First of all, the matrix of partial derivatives is just the representation of the derivative in the canonical basis. Therefore, it is natural to see this representation: it presents a nice way to do calculations with the derivative.

Now, to respond your question about tensors...

Consider you have a differentiable function $f: \mathbb{R}^n \rightarrow \mathbb{R}$

The derivative at a point $x$ is a linear map from $\mathbb{R}^n \rightarrow \mathbb{R}$. Therefore, $Df: \mathbb{R}^n \rightarrow L(\mathbb{R}^n; \mathbb{R})$.

The first derivative $Df_x$ at a point $x$ is therefore simply a linear functional.

Now, the second derivative will then be $\displaystyle DDf: \mathbb{R}^n \rightarrow L(\mathbb{R}^n; L\left(\mathbb{R}^n;\mathbb{R})\right)$.

Therefore, the second derivative $D_xDf$ at point $x$ is an element of $L(\mathbb{R}^n; L\left(\mathbb{R}^n;\mathbb{R})\right)$.

But an element of such set has a natural interpretation as an element of $L(\mathbb{R}^n, \mathbb{R}^n; \mathbb{R})$ (the set of bilinear functionals).

We associate to an element $T$ of $L(\mathbb{R}^n; L\left(\mathbb{R}^n;\mathbb{R})\right)$ the bilinear functional $T'$ as follows:

$$T'(h_1,h_2)=(Th_1)h_2$$

Analogously, $D_xDDf$ can be seen as a $3$-linear functional and so on.

Now, a multilinear functional from a product of vector spaces can be identified with a linear functional from the tensor product of those spaces.

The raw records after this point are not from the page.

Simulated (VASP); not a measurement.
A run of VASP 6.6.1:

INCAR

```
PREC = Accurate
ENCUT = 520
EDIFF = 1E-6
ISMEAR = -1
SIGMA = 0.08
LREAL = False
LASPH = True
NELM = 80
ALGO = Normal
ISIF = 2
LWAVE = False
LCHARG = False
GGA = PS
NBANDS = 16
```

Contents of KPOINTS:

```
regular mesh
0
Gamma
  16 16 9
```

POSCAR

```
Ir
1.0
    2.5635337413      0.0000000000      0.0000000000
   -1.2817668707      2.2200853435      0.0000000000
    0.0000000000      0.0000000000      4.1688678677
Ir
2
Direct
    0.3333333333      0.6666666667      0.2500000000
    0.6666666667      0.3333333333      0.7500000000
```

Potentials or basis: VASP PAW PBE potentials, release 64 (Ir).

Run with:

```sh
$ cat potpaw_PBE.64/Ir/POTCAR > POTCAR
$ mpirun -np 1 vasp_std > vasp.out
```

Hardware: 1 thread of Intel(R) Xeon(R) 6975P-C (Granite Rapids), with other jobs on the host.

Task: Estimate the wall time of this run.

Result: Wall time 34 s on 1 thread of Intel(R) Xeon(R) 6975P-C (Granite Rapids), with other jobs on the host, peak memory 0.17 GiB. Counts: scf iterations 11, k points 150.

Therefore, $D_xD^{m-1}f$ can be identified with an element of $\left(\mathbb{R}^n \otimes ... \otimes \mathbb{R}^n\right)^*$ ($m$ times).

For finite-dimensional vector spaces, the dual of the tensor product is the tensor product of the dual, therefore:

$D_xD^{m-1}f$ can be seen as an element of $\left({\mathbb{R}^n}^* \otimes ... \otimes {\mathbb{R}^n}^*\right)$ ($m$ times).